WCP3813

Letter (WCP3813.3731)

[1]

Waldron Edge, Duppas Hill, Croydon.

Sept.[embe]r 12th. 1878

Dear Sir Joseph1

Many thanks for your kind note. I now send two forms of testimonial, the larger I hope you will have no objection to sign, the shorter one is more suitable for persons who do not know me personally, or it might be added to by any persons who wish to give any special testimony. [2] If you sign the larger one will you please to keep the smaller one in case you sh[oul]d. have the opportunity of asking any one whose name would have weight to sign it.2

As so many people are now out of town I thought it best to have them printed to save time & also for safety to the signatures that may be obtained. Of course I have special testimony to my knowledge of surveying & my experience in planting.

[3] Believe me | Yours very faithfully | Alfred R. Wallace [signature]

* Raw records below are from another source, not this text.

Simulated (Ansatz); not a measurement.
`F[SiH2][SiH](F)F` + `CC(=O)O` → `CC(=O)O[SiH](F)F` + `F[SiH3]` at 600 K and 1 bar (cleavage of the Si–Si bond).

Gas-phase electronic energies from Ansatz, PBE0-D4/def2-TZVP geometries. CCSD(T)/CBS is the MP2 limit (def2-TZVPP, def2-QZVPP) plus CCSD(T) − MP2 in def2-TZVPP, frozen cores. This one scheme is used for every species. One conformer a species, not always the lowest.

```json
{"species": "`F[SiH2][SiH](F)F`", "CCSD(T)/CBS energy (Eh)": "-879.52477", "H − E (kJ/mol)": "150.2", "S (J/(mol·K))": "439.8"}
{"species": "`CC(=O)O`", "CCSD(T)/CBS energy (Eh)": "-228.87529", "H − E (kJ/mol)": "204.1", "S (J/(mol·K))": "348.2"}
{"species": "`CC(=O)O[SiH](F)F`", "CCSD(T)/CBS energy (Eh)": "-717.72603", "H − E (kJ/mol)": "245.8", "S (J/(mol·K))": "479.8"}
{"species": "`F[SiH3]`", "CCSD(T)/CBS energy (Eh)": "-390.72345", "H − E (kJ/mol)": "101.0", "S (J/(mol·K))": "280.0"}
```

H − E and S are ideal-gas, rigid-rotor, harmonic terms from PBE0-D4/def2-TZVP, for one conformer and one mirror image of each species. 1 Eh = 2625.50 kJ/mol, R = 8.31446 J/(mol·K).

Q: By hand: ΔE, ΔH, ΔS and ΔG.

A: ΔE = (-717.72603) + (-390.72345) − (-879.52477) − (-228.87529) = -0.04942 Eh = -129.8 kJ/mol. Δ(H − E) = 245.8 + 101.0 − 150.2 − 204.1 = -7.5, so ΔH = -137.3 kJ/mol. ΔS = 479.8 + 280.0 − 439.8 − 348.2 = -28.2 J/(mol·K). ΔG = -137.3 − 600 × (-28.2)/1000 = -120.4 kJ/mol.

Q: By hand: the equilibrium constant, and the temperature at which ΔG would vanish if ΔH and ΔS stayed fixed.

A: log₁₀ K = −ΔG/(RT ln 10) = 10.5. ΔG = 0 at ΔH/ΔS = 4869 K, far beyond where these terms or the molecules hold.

Sir Joseph Hooker C.B. Pres[ident]. R[oyal]. Soc[iety].3

Great 19th century British botanist and explorer Joseph Dalton Hooker OM, GCSI, KCB, FRS (1817 — 1911). Hooker was a founder of geographical botany, and one of Charles Darwin’s closest friends. Hooker, along with Charles Lyell, played a vital role in the relatively peaceful co-publication of Darwin and Wallace’s papers on the theory of evolution by natural selection in 1858.
The testimonials which ARW mentions likely refer back to ARW’s August 27th, 1878 letter to Hooker, in which ARW requested Hooker’s support in his application to the position of Superintendent of Epping Forest—an application in which ARW would be unsuccessful. However, the testimonials mentioned were not found in the WCP files, and may no longer exist.
Hooker was elected President of the Royal Society in 1873.